Mortgage research needed by homeowners

18:31, Dec 10 2013

Restrictions to lending criteria mean new homeowners are having to do a lot more research, leading to more work for Timaru mortgage brokers.

Broker Gary Dobbs said he had been busier since restrictions came into force. "Loans with less than 20 per cent deposit are harder to be approved, so people tend to seek help and advice."

Banks can give loans to just 10 per cent of their new mortgage customers who do not have a 20 per cent deposit.

Mr Dobbs said banks were advertising to attract quality applicants who might not have 20 per cent, and offering incentives to those who did.

Fellow Timaru mortgage broker Malcolm McDonald has noticed the amount of lending has reduced.

"The number of inquiries is about the same, the quality of lending is better, though the amount of lending approved has reduced a little with the need to plan and prepare people to be in a stronger position.


"With Christmas approaching it's busy due to the need to be 'sorted' as clients prepare for the New Year."

Westpac is the first bank to offer different lending rates to those who do and those who do not have 20 per cent of the deposit.

Borrowers with less than 20 per cent deposit will pay 6.55 per cent interest for a fixed rate two-year mortgage, compared with the 5.59 per cent offered to those with deposits of 20 per cent or more.

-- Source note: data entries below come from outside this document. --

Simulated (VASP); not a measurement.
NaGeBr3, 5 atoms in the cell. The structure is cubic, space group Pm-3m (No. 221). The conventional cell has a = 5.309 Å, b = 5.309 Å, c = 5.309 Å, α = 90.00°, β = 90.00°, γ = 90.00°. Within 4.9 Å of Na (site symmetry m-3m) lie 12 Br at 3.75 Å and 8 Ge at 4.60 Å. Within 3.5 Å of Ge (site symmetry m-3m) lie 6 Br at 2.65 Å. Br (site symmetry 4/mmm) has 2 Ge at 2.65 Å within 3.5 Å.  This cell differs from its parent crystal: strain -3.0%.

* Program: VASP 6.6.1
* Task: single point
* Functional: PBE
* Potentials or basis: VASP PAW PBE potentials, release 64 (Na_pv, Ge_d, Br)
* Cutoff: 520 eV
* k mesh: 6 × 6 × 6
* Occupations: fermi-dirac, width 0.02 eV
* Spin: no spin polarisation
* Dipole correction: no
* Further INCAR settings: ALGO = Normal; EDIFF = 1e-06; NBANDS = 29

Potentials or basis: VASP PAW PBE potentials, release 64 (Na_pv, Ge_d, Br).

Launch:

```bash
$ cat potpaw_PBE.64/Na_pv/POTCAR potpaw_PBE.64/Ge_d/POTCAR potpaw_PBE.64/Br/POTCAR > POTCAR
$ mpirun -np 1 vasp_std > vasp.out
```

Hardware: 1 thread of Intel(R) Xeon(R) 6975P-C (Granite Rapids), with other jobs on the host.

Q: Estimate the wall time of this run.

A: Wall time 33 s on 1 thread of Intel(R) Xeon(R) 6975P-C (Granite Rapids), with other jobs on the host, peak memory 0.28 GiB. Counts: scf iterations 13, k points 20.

Although Westpac is the first to split lending rates, Mr McDonald said all banks have the same options. "They can provide clients with other options, but they all operate governed by the Reserve Bank Act."

Harcourts sales manager Stewart Burgess said he hadn't noticed a great deal of change since October 1. "It really doesn't seem to have affected us too much at all, and it doesn't seem to have made an impact on sale price either."

The Reserve Bank announced yesterday new home builders will be exempt from lending restrictions.

It comes after the building industry raised concerns the restrictions would reduce the number of new houses being built, affecting government efforts to increase the supply of new homes to help curb house price inflation.

Mr McDonald said he didn't expect the announcement to make much difference to new home builders in South Canterbury.

"My understanding is that this is a major concern in the Auckland locale and Christchurch, but is not greatly evidenced as a concern here."

Generally, most new home owners had at least 20 per cent as a deposit, he said.